When you look at FAA publications the criteria for a "stabilized approach" is pretty simple:
A stabilized approach is one in which the pilot establishes and maintains a constant angle glidepath towards a predetermined point on the landing runway.
When pilots talk about stabilized approaches we generally mean a little more than that though - for example the SKYbrary description of a stabilized approach, the Flight Safety Foundation, and Airbus all include more than just the constant-angle glide path in their recommendations for what makes an approach "stabilized".
Criteria that are commonly included in a "stabilized approach" are:
- Maintaining a constant-angle glidepath toward a predetermined aiming point on the runway.
- Maintaining a specified descent rate
- Maintaining a specified airspeed (Vapp)
(Generally being slightly above Vapp is OK, but below is unacceptable.)
- Having the aircraft configured for landing (gear, flaps, etc.)
- All required checklists completed
- The approach can be maintained with only "small corrections" to pitch, heading, or power.
An approach is "stabilized" if all the required criteria are met by a specific altitude (Airbus calls them "Stabilization Heights", and recommends 500 feet for approaches in VMC, and 1000 feet for approaches in IMC).

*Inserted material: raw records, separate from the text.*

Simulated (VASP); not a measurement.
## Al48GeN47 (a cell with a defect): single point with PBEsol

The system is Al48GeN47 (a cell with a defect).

If the approach is not stabilized by the appropriate stabilization height (or conditions cause the approach to become "destabilized" - a sudden change in winds for example) the approach is abandoned (a "go-around").
So what makes stabilized approaches safer?
The theory is that a stabilized approach reduces the pilot's workload as they're getting closer to the ground: If the aircraft is configured for landing and all the checklists have been completed all the pilot has to do is gently nudge the controls to keep the plane going where they want it, and they can concentrate all of their attention on a nice, safe, (hopefully) smooth landing.
Are stabilized approaches always safer?
From a workload perspective, yes. It's hard to argue with "The pilot has less work to do".
From a "What if my one-and-only engine dies?" perspective, maybe not.
Stabilized approaches generally require partial power to be maintained throughout the approach, and although the engines in modern single-engine piston/jet aircraft have a pretty good track record of reliability there are good arguments for "non-stabilized" approaches (or approaches that are effectively "stabilized" at idle power) in single-engine aircraft.
Even if you're not flying a "stabilized approach" the way the airline folks define it you're well-served by incorporating some of the elements though - going around if your checklists aren't completed by a certain altitude, abandoning the approach if you have to manhandle the controls to try to keep things together, etc.